Palm Springs Law Blog

Friday, January 12, 2018

How to Survive a Divorce

The best of intentions just don’t work out, sometimes. The fantastic advance of legal same sex marriage was a euphoric event for so many in the LGBTQ community. Some who hadn’t quite thought it through were caught up in the excitement. Others were so committed to their long-time partnership they didn’t realize how marriage would change their relationship. And some, like many humans, just couldn’t stick out the legal and binding commitment.

So, what happens when two people are bound together under the law and one or both don’t want to be there anymore? In California, a dissolution of the marriage can be ordered by the Superior Court in the county of the Petitioner (the spouse filing the petition for dissolution). One spouse may file a petition, even if the other does not want to end the marriage.

The dissolution (disso) process doesn’t need to be terribly complicated if both spouses agree to the split and a fair division of property and debts they own together. A disso petition includes issuing a Summons to the other spouse (the respondent) and filing it with the family law division of the Superior Court. Usually, a hearing is not required if neither party is seeking spousal support or attorney fees.

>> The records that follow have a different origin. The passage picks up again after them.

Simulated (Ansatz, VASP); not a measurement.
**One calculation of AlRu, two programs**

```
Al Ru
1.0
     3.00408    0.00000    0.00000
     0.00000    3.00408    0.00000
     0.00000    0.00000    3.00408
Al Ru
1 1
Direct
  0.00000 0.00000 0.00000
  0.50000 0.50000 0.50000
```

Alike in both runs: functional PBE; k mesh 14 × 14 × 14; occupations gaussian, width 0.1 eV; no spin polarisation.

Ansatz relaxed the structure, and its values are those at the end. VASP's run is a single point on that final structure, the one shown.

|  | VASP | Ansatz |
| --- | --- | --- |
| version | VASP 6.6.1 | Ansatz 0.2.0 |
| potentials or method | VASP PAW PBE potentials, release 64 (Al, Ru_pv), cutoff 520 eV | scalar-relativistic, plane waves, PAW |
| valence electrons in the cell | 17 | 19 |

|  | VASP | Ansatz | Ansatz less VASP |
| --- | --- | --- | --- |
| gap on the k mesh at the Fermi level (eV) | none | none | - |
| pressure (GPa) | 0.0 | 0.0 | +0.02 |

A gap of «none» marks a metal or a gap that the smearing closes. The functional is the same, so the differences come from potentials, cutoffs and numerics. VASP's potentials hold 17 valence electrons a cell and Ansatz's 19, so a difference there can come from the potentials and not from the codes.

The Petitioner must prepare a list of assets and debts as a basis for negotiating the fair division of everything. Nothing may be hidden. If one party believes the other is not making a full disclosure, the judge can order that all assets be documented or produced.

If both parties agree and accept the disclosures, a Marital Settlement Agreement (MSA) is usually prepared by the Petitioner’s attorney. Both spouses sign off on this, and it is filed with the court, along with an Order for the judge to sign. This concludes the dissolution process. After the family law clerk enters the judge’s order into the court records, the two parties are no longer spouses.

Most dissos are fairly straightforward and take from a minimum of 6 to an average of 10 or 12 months from start to finish. The parties’ lives go on during the process, and they can move right ahead as they divide up their assets and debts, separate their mutual interests, and leave their relationship behind.

Often, though, there are disagreements about how to divide assets – the family home, investment and retirement accounts, home furnishings – even the family dog or cat. Strongly held beliefs and emotional feelings can make it really tough to reach agreement on the division of property. It is especially difficult if one spouse came into the marriage with a lot fewer assets than the other.

The process here can sometimes escalate into a really complex set of actions, taking a year or two or more to resolve. Strongly-held differences between spouses may require more court hearings, and often involve mediation sessions with professionals trained to try to find common ground for couples who disagree. Only one thing is perfectly clear in these situations - the attorney fees will grow bigger with every step in the process.

From time to time, we hear about nasty divorces and property fights between celebrity spouses – often involving huge sums of money. But ordinary people dig in and refuse to agree to a settlement just as easily and often as the rich and famous. The value of their disputed property may be a lot less, and there may be no publicity, but the emotional toll, wasted time and relative financial expense are just as great.

In the end, there must be a fair and equitable division of marital property. California is a community property state. This means that most property acquired during the marriage and available to both spouses is shared equally, and must be divided equally. Property that was acquired by a spouse before the marriage is usually considered the separate property of that spouse, and may not be required to be shared with the other spouse.

This is where a married couple often has serious trouble understanding what “fair and equitable” means during a disso. The property to be divided is marital property, not usually separate property.

Tempers can begin to flare, and attorney fees start to balloon when there is a major disagreement about property division. Once in a while, it is found that separate property should be shared, to reach an equitable agreement for both parties. Such assets have to be reviewed in great detail, and attorneys often have to research the circumstances, locate relevant case law, and, ultimately, will need to secure the judge’s opinion and approval.

What can you do to survive a breakup and come away in one piece? Try these ideas:

  • No-one wants to plan for dissolution, but with divorce rates among the general population at 50% or more, it could definitely happen to you. If you did not create a Premarital Agreement before your marriage, enter into a Post-marital Agreement now. It will clearly identify the property that belongs to each of you and to you together as a couple. Then, if dissolution comes your way, you will have the basis for your Marital Settlement Agreement already prepared, and both of you will have a clear path to division of property and debts.
  • If dissolution appears to be in your future, go immediately to an attorney for advice about how to handle your financial affairs. An early understanding of your rights and the property that you share with your spouse can make a huge difference in the disso process, and greatly lower the cost of attorney fees.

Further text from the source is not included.